Financial service providers that seek to operate as investment firms in the UK must be authorized by the country’s financial regulator, the Financial Conduct Authority (FCA). The authorization process is a significant administrative challenge and requires investment firms to apply for specific operational permissions consistent with their stated business model.
Investment firms must apply for the correct permissions during the application process. When firms apply for FCA authorization, the regulator will scrutinize their business plans and investigate whether the proposed permissions are appropriate. The permissions that investment firms hold will determine the prudential category they fall into, which in turn affects the amount of capital they are required to hold and whether they will be subject to the Investment Firms Prudential Regime (IFPR).
As of April 1, 2026, the FCA has simplified this by moving all capital definitions directly into a self-contained MIFIDPRU 3 chapter, removing the previous reliance on complex cross-references to banking regulations (UK CRR). This has reduced administrative red tape by roughly 70% for firms managing their own funds.
With that in mind, the FCA has increased its focus on ensuring that firms apply only for the permissions required for their business, with incorrect applications resulting in delayed or, worse, rejected authorization. In this installment of our FCA approval series for early-stage FinTechs, we’re going to deconstruct the application process to help firms identify the key permissions they need before they start trading.

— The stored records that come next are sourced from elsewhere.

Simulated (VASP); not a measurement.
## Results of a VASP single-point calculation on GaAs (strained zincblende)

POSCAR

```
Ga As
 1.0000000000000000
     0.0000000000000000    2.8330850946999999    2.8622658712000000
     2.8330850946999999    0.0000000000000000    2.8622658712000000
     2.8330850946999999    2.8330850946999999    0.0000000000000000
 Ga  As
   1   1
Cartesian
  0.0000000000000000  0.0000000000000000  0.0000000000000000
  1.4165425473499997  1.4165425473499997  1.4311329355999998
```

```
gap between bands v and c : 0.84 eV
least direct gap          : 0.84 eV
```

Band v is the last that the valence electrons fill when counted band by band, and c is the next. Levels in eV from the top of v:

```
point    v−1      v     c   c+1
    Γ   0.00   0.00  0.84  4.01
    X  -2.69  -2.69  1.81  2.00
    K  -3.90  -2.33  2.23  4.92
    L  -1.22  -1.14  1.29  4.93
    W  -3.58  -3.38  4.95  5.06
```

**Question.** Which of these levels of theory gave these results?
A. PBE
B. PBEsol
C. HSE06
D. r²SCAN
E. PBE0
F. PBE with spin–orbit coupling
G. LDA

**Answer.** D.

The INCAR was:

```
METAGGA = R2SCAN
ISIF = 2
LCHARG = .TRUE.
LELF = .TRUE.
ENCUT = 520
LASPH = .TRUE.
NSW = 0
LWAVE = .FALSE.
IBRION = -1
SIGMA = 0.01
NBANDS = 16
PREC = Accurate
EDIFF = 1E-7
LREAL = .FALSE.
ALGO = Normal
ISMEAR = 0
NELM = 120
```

Key FCA application considerations
The more an investment firm understands the application process, the easier it will be to become and remain compliant in the eyes of the FCA. Accordingly, the following represent key compliance considerations during the application process:
1) Selecting required permissions
A firm’s business model determines the permissions that it must apply for. Here are some of the common permissions that UK investment firms need:
- Advising on investments: This permission is required when a firm needs to advise an investor to buy or sell financial instruments (i.e., shares in a listed company) based on a consideration of their personal circumstances. Notably, a new “Targeted Support” gateway opened in March 2026, allowing firms to apply for a specialized permission to offer narrowed, outcome-based support to retail investors without the full burden of a holistic advice permission.
- Arranging (bringing about deals in investments): This covers arrangements that have the direct effect of concluding a transaction.
- Making arrangements with a view to transactions in investments: This permission has a broad scope – a firm may be carrying out this designated activity even if it is providing only part of the facilities for bringing about a transaction.
- Dealing in investments as an agent: This permission covers instructing the buying and selling of investments on behalf of investors.
- Dealing in investments as principal: This permission is required either when the firm trades using its own capital or when it stands between the buyer and seller on a matched-principal basis, i.e., the firm matches buy and sell orders to be carried out simultaneously.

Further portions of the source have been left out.